Hi,
I’d been waiting to get a librem laptop for so long, and I got my wish granted today when it came home in the mail. Unfortunately, I was disappointed almost as soon as I booted off the gentoo livedvd, because the |\ key north of the enter key doesn’t work. Every | is reinterpreted as > key and every \ is reinterpreted as <.
Edit: It appears that in this thread they detail a partial solution to this problem by manually remapping the keycodes. This is a hardware issue with the keyboards Purism is selling. I shouldn’t have to go out of my way to find an unstickied thread on the purism forums and then enter a command every time I boot just so I can pipe output. If purism knows about this then they should either stop sending out laptops until they fix their hardware or send an email to everyone who buys them telling them they need to implement this workaround if they want to type correctly.
He’s using gentoo, not PureOS. Fixing it via systemd doesn’t work anyways because gentoo uses openrc by default and for its installer, which is what he is trying to work with. This is a hardware problem and needs to be fixed hardware/firmware wise, not through a systemd patch.
I feel like I’m being a dick about this but that’s not a fix, it’s a software coverup of a hardware issue, and its a coverup only for the segment of your customers that use your linux distribution instead of Qubes or Gentoo or Arch or whatever.
Using Qubes here so I also do not use Pure OS. I asked mladen for help on an email and received the same link to the thread that is anything but straight forward so my pipe key still does not work.
In the case of Qubes I think you can follow these directions in dom0 since Qubes is based off of Fedora. Since Fedora also uses systemd you could try this as well.
I’ve the same issue with Librem 13 and PureOS. I got the keycode 43 for Pipe and Pound Sign on a german keyboard. Udev rules or setting the keycode doesn’t work. There is no issue in Qubes 4 RC5.
Are there any plans to fix this in Coreboot or on the Embedded Controller? I am also using Qubes and having to remap my keys with a script is quite unfortunate when this was a hardware/firmware issue. I am using the Librem 13v3 with a US layout.
Look, this is completely ridiculous to see from a laptop geared for Linux. The pipe character is essential to any terminal workflow. It definitely doesn’t take a year of “looking into this”.
I just bought a Librem 13 v4 in the mail, got a v3 since apparently paying for v4 doesn’t mean anything, two of the screws on the back came stripped which made installing the nVME hard as hell without breaking anything, and it still has old issues like this.

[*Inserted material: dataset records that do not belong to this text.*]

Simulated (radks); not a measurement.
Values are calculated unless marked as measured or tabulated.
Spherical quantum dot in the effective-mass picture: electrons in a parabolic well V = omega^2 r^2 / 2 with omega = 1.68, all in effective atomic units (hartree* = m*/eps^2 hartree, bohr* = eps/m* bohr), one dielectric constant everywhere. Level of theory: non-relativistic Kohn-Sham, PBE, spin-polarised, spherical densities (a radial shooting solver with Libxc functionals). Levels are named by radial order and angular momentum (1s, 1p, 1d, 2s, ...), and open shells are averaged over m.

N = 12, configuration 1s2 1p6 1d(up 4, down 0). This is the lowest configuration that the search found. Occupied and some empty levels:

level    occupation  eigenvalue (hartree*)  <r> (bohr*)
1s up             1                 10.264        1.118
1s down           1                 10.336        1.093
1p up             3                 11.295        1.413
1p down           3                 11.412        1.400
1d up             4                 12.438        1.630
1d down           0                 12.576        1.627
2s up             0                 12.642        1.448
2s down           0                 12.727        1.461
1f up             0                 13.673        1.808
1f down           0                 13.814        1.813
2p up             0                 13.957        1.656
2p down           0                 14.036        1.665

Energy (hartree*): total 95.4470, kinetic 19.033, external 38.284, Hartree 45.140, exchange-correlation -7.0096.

What is Purism doing over there? I already pre-purchased a phone, but honestly it’s not looking like I made the right decisions at this point.
Sadly, the problem is with the Embedded Controller which is actually closed source (even to Purism). It’s actually quite surprising that the controller being used to handle ALL laptop keyboard input, charging and battery communication, and much more, is something we have no view into, modifications aside.
I did some research when I first got my Librem 13 v3 and found out the EC is the same one used in the OLPC laptop (something I actually did a lot of work on). The source was released, along with a lot of information on it. I’ve done BIOS/EC keyboard mapping swaps before with the ThinkPad T430S, so I figured maybe I might have a shot helping out. I emailed Youness Alaoui before he left Purism, and he gave me a very stern warning against messing with the Embedded Controller as much has changed with it since it was used in the OLPC, and they do not know any details.
I do agree that this is ridiculous though to keep using such hardware in, how many models/revisions now??
Rant aside, I love my Librem 13 more than any other laptop I’ve owned
Qubes can be fixed by adding a one-liner to a dom0 config, it took me quite a bit of digging to find it, but if people are still having issues I can find it again and post it here. It is an incredibly annoying issue though, considering how many commands need | to work.